AgentSkillsCN

Code Qa

代码质量保证。

SKILL.md

/code-qa - Codebase Quality Assurance with Self-Correction

Iterative codebase QA using the Ralph Wiggum self-correction pattern. Finds and fixes dead code, duplicates, hardcoded values, suboptimal patterns, and config decoupling violations.

Usage

  • /code-qa - Full QA run (discovery → proposals → approval → fix)
  • /code-qa report - Discovery only, no fixes (dry-run)
  • /code-qa scope=tier1 - Tier 1: src/viz/, src/stats/, src/data_io/, configs/ (~60 files, always fits context)
  • /code-qa scope=tier2 - Tier 2: Tier 1 + src/orchestration/, src/extraction/ (~100 files)
  • /code-qa scope=full - All src/ files (batched in 3 passes by directory)

What This Checks

1. Dead Code Detection

  • Unreferenced functions/classes (no callers in the codebase)
  • Unused imports
  • Commented-out code blocks (> 5 lines)
  • Files with no imports from anywhere
  • Safety: Only flags code with HIGH confidence (no callers found via AST + grep)

2. Duplicate Code Detection

  • Near-identical functions across files (> 80% similarity)
  • Copy-pasted utility patterns that should be consolidated
  • Duplicate config loading boilerplate

3. Hardcoding Violations (ZERO TOLERANCE)
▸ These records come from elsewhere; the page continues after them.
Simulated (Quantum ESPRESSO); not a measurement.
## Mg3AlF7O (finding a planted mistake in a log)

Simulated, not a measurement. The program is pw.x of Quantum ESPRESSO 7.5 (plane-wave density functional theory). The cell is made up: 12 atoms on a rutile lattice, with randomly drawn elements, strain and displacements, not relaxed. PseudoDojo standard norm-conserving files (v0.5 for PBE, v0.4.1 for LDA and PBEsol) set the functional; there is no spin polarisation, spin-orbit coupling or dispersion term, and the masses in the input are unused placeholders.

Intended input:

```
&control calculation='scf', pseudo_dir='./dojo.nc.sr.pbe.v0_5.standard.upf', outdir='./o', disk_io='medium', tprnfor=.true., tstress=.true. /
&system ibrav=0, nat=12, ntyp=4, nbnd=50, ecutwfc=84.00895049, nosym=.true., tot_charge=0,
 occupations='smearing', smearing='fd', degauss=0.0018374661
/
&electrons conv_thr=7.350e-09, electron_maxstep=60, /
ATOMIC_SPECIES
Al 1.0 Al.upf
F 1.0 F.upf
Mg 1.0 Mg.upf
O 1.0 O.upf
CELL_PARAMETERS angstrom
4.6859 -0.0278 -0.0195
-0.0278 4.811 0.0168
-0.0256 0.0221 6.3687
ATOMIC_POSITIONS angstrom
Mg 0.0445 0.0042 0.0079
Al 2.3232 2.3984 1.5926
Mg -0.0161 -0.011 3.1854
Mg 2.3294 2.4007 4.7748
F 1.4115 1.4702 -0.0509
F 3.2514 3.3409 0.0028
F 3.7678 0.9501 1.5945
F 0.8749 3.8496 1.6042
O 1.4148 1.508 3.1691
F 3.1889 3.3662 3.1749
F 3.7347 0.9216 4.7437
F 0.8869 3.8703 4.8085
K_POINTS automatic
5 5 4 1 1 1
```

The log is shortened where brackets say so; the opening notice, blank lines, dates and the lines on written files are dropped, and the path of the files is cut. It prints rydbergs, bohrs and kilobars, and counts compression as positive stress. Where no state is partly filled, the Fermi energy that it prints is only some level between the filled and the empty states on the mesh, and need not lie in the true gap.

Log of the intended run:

  • Hex color codes (#RRGGBB) outside configs/
  • Literal file paths outside configs/
  • Method names (outlier/imputation/classifier) not loaded from registry
  • Numeric constants that exist in configs/defaults.yaml
  • DPI, dimensions, font sizes not from config

4. Config Decoupling (Bidirectional)

  • Code → Config: Values hardcoded in code that should come from YAML
  • Config → Code: Parameters in YAML that no code ever loads (dead config)
  • Cross-reference: Every yaml.safe_load() / OmegaConf.load() path verified

5. Suboptimal Patterns

  • grep/sed/awk used for structured data (BANNED)
  • import re for parsing Python/YAML/JSON (BANNED)
  • Metric computation in src/viz/ (BANNED - extraction only)
  • ggsave() instead of save_publication_figure() in R
  • Missing setup_style() calls before matplotlib
  • plt.savefig() instead of save_figure()

6. Architecture Smells (added Iteration 1)

  • Dual source of truth: Same concept defined with different values in Python and YAML/R
  • Acknowledged tech debt: # noqa, # nolint, # DEPRECATED suppressions tracked separately
  • Legacy vs active code: src/tools/ (legacy, MEDIUM) vs src/viz/ (active, CRITICAL)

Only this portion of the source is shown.